What? The trend for Scandinavian dining is showing no signs of slowing down. Over in Marylebone, The Harcourt has been doing things this way for a while with a special ‘Fika’ menu served alongside the a la carte.

Where? 32 Harcourt Street, Marylebone, W1H 4HX, www.theharcourt.com

New? The Harcourt opened its doors a year ago on the former site of Grade II listed Scandi pub, The Harcourt Arms and has recently launched a new menu to celebrate the occasion.

The Harcourt

On the Menu: A Modern European menu had more than just a nod to the Scandinavian heritage of the building; gravadlax, rye crusted mackerel and reindeer all feature, with hints in other dishes thanks to classically Nordic ingredients like lingonberries, pickled cucumber and Swedish mustard. The Swedish tradition of Fika also gets its own menu – coffees and teas are served alongside a selection of pastries and snacks as a more laid-back alternative to our afternoon tea.

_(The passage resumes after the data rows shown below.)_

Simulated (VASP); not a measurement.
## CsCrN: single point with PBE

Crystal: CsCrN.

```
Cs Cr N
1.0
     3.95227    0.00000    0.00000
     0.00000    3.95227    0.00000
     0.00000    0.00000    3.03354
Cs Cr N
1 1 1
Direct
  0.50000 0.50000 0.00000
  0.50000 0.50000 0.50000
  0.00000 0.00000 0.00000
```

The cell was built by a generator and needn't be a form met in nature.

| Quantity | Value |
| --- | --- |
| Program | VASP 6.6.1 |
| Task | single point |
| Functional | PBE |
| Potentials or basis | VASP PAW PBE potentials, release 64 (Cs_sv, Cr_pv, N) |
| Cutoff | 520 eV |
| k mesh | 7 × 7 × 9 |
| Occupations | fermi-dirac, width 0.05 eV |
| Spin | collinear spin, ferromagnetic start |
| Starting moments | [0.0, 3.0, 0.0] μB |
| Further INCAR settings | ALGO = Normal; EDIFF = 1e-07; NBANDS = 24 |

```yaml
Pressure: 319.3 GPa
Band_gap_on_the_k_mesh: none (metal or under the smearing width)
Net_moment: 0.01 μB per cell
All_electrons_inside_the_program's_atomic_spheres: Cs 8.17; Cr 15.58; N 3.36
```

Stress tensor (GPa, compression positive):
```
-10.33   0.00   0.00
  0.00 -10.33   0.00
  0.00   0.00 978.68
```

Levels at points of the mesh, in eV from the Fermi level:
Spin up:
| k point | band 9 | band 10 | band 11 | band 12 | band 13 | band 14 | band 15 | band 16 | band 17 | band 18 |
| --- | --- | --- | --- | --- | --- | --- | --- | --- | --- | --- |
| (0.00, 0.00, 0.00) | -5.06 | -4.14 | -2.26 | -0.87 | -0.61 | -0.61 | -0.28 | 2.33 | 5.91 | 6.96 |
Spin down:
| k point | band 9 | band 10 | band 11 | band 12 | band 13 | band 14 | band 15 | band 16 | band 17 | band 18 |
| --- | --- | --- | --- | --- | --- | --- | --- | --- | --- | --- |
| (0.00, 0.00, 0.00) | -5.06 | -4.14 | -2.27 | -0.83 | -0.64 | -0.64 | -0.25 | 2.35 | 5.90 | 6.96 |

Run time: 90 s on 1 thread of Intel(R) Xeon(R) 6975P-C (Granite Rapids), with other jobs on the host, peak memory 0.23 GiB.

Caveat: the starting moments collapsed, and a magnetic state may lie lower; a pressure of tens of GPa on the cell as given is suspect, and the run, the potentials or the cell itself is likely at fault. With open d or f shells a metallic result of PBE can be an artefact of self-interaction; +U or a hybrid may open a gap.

First Impressions: The Harcourt is positioned on an elegant Marylebone street, nestled away in the corner amongst houses you could only really ever dream of living in. The heritage of the building is clear (the site has been a pub since 1826) although sensitively refurbished into a modern, design-conscious restaurant and bar. It was practically deserted when we arrived (7pm on a Wednesday evening) but by the time we left it was packed with everyone from intimate business dinners to more rowdy group on work drinks who had moved on to the shots. By this point, the music had been up more than just a notch. The vibe was full on club and we were right under a speaker so the ambience left us a little confused.

The Look: Once a pub always a pub. Ok, this isn’t strictly speaking true (The Harcourt describes itself as a ‘neighbourhood restaurant’) but in terms of interior, it bears some truth. Wooden panelled walls are adorned with contemporary artwork available to purchase – a neon sign reading ‘I still love you Mr President’ hangs in a cosy nook, whilst a worn parquet floor hints at the history of the room – if only the floors could talk. Tables are intimately laid out and private areas offer space for a (potentially rowdy) evening. Although the bar is in front of you as you walk in, the venue isn’t really a place just for a drink. You could perch at the bar but, once the tables fill up, you might end up feeling like you’re looking down over everyone eating and end up requesting a table anyway.

What We Ate: Our Scandi dining experience began with Maldon rock oysters and some house rye bread which was rich and nutty and tasted almost like Christmas cake. Steak tartare and slow-cooked duck egg were each well seasoned and well presented, with the duck eggs’ huge yolk satisfyingly runny as it oozed over potato ‘straws’ and crispy leeks. Skipping Nordic reindeer and Swedish meatballs, I opted for line-caught ‘skrei’ cod – a sustainably-caught, lean, Norwegian Arctic cod – which sat atop wilted spinach, roasted cauliflower and a generous smear of curry sauce. Curry isn’t the first thing I think of when I think Nordic but it worked well with the cauliflower and added depth to the cod which itself was perfectly cooked and crispy-skinned. My guest sought comfort in potato and sage dumplings which was more like gnocchi than I was expecting, but satisfyingly pillowy, and accompanied by pumpkin, wild mushrooms and slightly soggy scorched lettuce.

Pudding was a sophisticated vanilla panna cotta, beautifully presented with slices of clementine, a shortbread crumble and dots of meringue. A satisfying end to a good meal.

What We Drank: Intentions of not drinking mid-week failed almost the minute we sat down and were brought an avocado-based Mezcal cocktail which was equal parts intriguing as it was refreshing. New to the menu, it showed the bar’s flair at making cocktails, accompanying the likes of ‘The Swedish Maccloud’ and ‘Berry Pine’ as well as various authentic whiskeys, vodkas and akvavit. Peppermint tea concluded our meal, served in an Instagram-worthy teapot adorned with an Adam and Eve-esque couple.

Go With: The Harcourt has a lovely neighbourhood feel to it but whilst we can’t all call W1 home, we can count The Harcourt as a would-be local favourite haunt.

Final Word: Offering a tempting insight into Nordic cuisine, The Harcourt is a great dining destination for when you want a low-key meal with good service and cosy surroundings. Visit mid-afternoon for Fika and get your camera at the ready for when those teapots come out or plan your next birthday/business dinner in one of the private dining rooms.